Only Russell 1000 and major ETFs eligible
Under the DTC pilot described in the rule change, DTC Eligible Securities will be limited to (i) securities in the Russell 1000 Index at launch (and additions after launch) and (ii) ETFs that track major indices such as the S&P 500 and Nasdaq-100. Only those listed categories may trade in tokenized form on Nasdaq under this proposal.
Tokenized and traditional shares treated the same
Nasdaq states that a tokenized DTC Eligible Security will trade on the same Nasdaq Order Book, with the same execution priority, order types, routing options, market data, and fee schedule as its traditional counterpart—provided the tokenized share is fungible, shares the same CUSIP and symbol, and affords the same rights. Nasdaq says its pricing structure and rates will not vary based on tokenization.
Settlement stays on T+1 schedule
Trades in tokenized securities handled by DTC under the pilot will continue to settle on a T+1 basis, the same post-trade settlement timeline Nasdaq uses today.
Participants must flag tokenization preference
A DTC Eligible Participant who wants an executed order in a DTC Eligible Security to clear and settle in token form must select a tokenization flag when entering the order; Nasdaq will communicate that flag and any attendant instructions to DTC on a post‑trade basis. Nasdaq currently will not validate DTC eligibility at order entry (it says it intends to develop that functionality later).
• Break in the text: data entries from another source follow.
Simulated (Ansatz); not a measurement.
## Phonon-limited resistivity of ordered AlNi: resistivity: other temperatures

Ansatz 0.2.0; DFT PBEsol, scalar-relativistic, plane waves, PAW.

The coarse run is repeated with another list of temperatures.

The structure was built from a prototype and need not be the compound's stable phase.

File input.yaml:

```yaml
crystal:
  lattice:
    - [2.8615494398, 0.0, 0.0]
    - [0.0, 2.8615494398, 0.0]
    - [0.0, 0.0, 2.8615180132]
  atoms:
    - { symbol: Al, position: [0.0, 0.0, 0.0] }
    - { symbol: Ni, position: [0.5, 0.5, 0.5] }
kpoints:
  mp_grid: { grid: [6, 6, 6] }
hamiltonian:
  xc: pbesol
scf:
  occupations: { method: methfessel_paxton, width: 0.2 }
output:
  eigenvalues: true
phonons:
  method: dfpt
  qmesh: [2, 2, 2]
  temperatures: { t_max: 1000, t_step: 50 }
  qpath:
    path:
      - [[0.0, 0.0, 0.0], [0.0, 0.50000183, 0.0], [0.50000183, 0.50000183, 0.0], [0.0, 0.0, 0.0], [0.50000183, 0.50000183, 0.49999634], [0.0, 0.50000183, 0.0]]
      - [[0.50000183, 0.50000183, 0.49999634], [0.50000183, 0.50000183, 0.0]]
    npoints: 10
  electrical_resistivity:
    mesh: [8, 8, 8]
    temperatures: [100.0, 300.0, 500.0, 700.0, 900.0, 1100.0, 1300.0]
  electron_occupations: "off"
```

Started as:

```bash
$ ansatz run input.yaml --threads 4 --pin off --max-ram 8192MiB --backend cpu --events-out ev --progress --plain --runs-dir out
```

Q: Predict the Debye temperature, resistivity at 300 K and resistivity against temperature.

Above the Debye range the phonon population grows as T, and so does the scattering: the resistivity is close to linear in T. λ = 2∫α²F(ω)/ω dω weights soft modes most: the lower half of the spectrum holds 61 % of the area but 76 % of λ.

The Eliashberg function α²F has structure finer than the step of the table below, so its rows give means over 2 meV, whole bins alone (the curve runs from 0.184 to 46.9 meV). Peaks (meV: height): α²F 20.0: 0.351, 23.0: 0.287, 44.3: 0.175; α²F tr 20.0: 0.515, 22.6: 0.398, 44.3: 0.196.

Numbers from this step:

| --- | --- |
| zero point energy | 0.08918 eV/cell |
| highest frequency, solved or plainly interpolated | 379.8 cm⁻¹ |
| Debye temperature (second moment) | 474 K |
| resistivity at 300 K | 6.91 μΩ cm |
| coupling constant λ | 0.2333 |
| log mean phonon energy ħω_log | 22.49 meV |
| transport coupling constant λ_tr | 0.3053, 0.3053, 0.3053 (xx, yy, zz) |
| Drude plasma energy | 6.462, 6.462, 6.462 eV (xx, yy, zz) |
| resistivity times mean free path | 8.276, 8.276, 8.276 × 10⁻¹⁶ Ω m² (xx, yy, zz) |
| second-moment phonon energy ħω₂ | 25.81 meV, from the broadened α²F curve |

DTC pilot timing and three‑year duration
DTC expects its tokenization process may be available in the second half of 2026. DTC will provide tokenization services on a pilot basis for a period of three years after launch, after which it will sunset the service. Nasdaq will publish trader alerts and will notify Members at least 30 calendar days before trading tokenized securities begins on the Exchange.
DTC restricts supported blockchains and conversions
DTC will only support blockchains that meet its standards for things like transaction reversal and resiliency and expects to publish its list of supported blockchains and blockchain standards. DTC's process may require de‑tokenization or forced conversion to receive distributions or corporate action items.